CALinnovates Welcomes Call For Fresh Look at Online Consumer Privacy Rules

By Tim Sparapani

Innovators and startups welcome the news that policymakers are taking a fresh look at how to protect consumers’ privacy online.  While the headlines may try to spin this as just another partisan food fight, in truth it’s an incredibly important opportunity to restore balance and clarity to consumer privacy rules in the online ecosystem.

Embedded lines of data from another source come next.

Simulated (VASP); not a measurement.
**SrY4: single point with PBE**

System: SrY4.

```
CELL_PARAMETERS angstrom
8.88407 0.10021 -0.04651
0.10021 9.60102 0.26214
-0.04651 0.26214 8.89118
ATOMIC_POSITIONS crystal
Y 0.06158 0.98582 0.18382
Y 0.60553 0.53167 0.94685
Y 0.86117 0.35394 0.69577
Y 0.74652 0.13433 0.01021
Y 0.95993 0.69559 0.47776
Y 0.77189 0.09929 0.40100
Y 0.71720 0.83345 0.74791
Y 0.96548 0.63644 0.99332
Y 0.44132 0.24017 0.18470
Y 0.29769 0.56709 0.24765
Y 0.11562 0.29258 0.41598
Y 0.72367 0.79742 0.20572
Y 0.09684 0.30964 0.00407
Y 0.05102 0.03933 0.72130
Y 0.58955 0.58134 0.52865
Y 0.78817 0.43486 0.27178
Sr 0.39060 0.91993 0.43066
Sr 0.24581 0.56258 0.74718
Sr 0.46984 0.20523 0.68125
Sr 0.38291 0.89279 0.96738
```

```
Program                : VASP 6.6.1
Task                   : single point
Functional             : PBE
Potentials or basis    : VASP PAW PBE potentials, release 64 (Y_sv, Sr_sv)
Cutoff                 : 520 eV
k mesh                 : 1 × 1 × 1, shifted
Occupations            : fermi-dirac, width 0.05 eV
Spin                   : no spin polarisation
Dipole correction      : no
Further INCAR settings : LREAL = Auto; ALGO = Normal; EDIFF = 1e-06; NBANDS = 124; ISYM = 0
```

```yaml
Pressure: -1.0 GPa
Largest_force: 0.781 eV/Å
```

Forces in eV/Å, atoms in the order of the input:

As we’ve said from the start, the privacy rules adopted late last year by the Wheeler FCC were clearly flawed and the ongoing jurisdictional tussle over privacy needs to be resolved for the benefit of consumers and companies alike. The Wheeler rules created an inconsistent, confusing patchwork, in which consumers’ private information on the internet would be protected differently depending on which servers and routers their data happened to be crossing. Yes, the exact same data would arbitrarily enjoy different levels of protection. 94% of consumers believe that all companies collecting their information online should face the same set of rules – and they’re right. The Wheeler rules break from the bipartisan FTC privacy framework that has seen the internet thrive and grow in other ways, introducing new friction and erecting confusing and unjustified new obstacles to even the most mundane uses of data any consumer would see as non-sensitive.  This kind of regulation is bad for consumers, bad for entrepreneurs, and bad for innovation.

In addition, a little known consequence of the Wheeler rules was that they jeopardized the United States’ privacy agreement with the European Union. The Privacy Shield is predicated in part on the United States having a single, lead consumer privacy agency, and the dilution of the FTC’s authority puts this agreement at risk.

We’re glad that policymakers at the FCC and in Congress will have an opportunity to review the rules again and, hopefully, correct these flaws.  A return to the FTC’s role as the lead privacy enforcer would allow innovators to do what they do best: innovate. In addition, a consistent set of rules would do well to assuage consumer advocates’ concern that gaps in enforcement would delay critical privacy actions when companies are ignoring or outright abusing their data responsibilities to their customers.